Turkey violence rages into 4th day after police crackdown on environmental protest

Young Turks clash with security forces in Ankara, Turkey, June 2, 2013. The demonstrations grew out of anger over a violent police crackdown of a peaceful environmental protest at Istanbuland spread to other Turkish cities. AP Photo/Burhan Ozbilici

Updated at 7:28 a.m. Eastern

Istanbul Violence has flared in Istanbul between a group of demonstrators and police on the fourth day of protests set off by a brutal police crackdown of a peaceful environmental protest.

The private Dogan news agency said police fired tear gas at the group in an area close to Prime Minister Recep Tayyip Erdogan's Istanbul offices on Monday. The protesters responded by hurling stones.

The agency said as many as 500 protesters were detained overnight Monday after police broke up a protests by several thousands of people in the capital Ankara. Turkey's Fox television reported 300 others detained in a similar crackdown in Izmir, Turkey's third largest city.

The demonstrations that grew out of anger over excessive police force have spiraled into Turkey's biggest anti-government demonstrations in years, challenging Erdogan's power.

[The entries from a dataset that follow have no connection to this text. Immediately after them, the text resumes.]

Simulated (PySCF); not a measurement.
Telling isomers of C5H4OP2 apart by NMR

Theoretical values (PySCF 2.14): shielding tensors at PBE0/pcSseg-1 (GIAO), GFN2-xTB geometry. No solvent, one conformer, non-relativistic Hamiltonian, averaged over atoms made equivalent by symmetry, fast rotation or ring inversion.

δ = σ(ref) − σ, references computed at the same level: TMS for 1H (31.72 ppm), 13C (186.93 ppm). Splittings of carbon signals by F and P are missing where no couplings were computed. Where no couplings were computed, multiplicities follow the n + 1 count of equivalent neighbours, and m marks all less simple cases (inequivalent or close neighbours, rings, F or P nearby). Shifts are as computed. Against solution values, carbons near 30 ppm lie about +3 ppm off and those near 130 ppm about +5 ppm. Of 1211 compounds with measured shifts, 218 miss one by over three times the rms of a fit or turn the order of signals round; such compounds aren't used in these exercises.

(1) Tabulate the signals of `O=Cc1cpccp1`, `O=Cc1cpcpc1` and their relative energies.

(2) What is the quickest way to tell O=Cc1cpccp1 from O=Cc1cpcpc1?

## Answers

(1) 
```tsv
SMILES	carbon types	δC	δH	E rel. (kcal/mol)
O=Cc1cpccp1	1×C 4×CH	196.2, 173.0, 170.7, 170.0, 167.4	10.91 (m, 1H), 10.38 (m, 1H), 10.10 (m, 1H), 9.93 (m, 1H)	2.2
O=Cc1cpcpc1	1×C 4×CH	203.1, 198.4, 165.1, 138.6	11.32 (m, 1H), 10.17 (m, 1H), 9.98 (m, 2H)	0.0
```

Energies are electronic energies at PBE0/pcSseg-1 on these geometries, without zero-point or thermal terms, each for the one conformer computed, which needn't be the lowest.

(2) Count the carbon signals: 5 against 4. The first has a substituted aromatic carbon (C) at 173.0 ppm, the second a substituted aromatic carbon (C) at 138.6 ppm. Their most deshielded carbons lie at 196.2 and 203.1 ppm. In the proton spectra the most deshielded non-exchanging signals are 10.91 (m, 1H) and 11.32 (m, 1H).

CBS News correspondent Holly Williams reports that the demonstration which police crushed, sparking the protests, was a relatively small one over plans to bulldoze a park and replace it with a shopping center. But thousands of Turks have become increasingly angry at Erdogan for what the nation's less-conservative and secular citizens see as moves to foist his conservative brand of Islam on the country.

Williams says many Turks feel Erdogan has been conducting himself more like a dictator than the democratically elected leader of a major country on the edge of Europe.

Erdogan, reports Williams, has made it clear he has no intentions of changing his policies.